I'll own up to misunderstanding what you meant by dbquery. I had assumed you either just meant generally a database query, or something like the bit of LINQ library that also generates database queries, not to an existing executable. I also got off my butt and looked at the source for the tool other servers are running, and yep that's what's going on. My bad.
I wouldn't particularly worry about "the same format". As long as the data is parseable, somebody can always write a tool later to munge it to however it needs to look, especially if you open source whatever model code you'd be using to serialize it.
If the concern is just security, it'd be pretty trivial to throw up a lightweight API server using a framework in your language of choice, toss nginx in front of it, and limit requests to a specific incoming IP. Then your public-facing web server can just query that. The amount of code difference there is pretty negligible.
Actually using a replica would indeed generate more costs, but as I alluded to, I'd think you'd want a replica anyway. The alternative is all sorts of potential hilarity when you lose a drive on your db server and need to do a raid rebuild, or a rollback if the db eats its fingers. If the goal is stability, that should be pretty high on your list regardless of any export functionality.
If you do your interesting logic in an API layer separate from the website to alleviate your existing security concern, then all you are rewriting is the ability to read and display the output from that backend API call.
Burdensome is substantially better than nonexistent. Don't let perfect be the enemy of good enough. It's perfectly possible to throw together something that gives us safety now and then still build those other, cooler things later.

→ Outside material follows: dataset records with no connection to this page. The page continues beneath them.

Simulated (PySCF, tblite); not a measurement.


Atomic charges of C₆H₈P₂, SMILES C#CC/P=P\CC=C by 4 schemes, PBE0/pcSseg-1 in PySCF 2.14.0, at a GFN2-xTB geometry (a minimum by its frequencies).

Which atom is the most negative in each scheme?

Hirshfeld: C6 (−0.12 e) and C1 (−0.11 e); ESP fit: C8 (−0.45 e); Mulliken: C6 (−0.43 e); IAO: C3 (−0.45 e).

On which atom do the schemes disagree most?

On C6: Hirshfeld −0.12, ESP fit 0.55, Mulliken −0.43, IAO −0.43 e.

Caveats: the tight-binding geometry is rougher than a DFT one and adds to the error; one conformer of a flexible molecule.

Besides, I bet if you create a crappy web interface, other people could throw together a tool to log in to your website, crawl through the character list, and scrape all of the characters without you having to build anything else.
Given how the centralized control model worked out for me in 2012, I tend to think that doing it "right" in this case is at least throwing together something simple so your players can manage their own character data before worrying about whether you can get more than 2000 players on a shard, but you are, of course, entitled to your own priorities.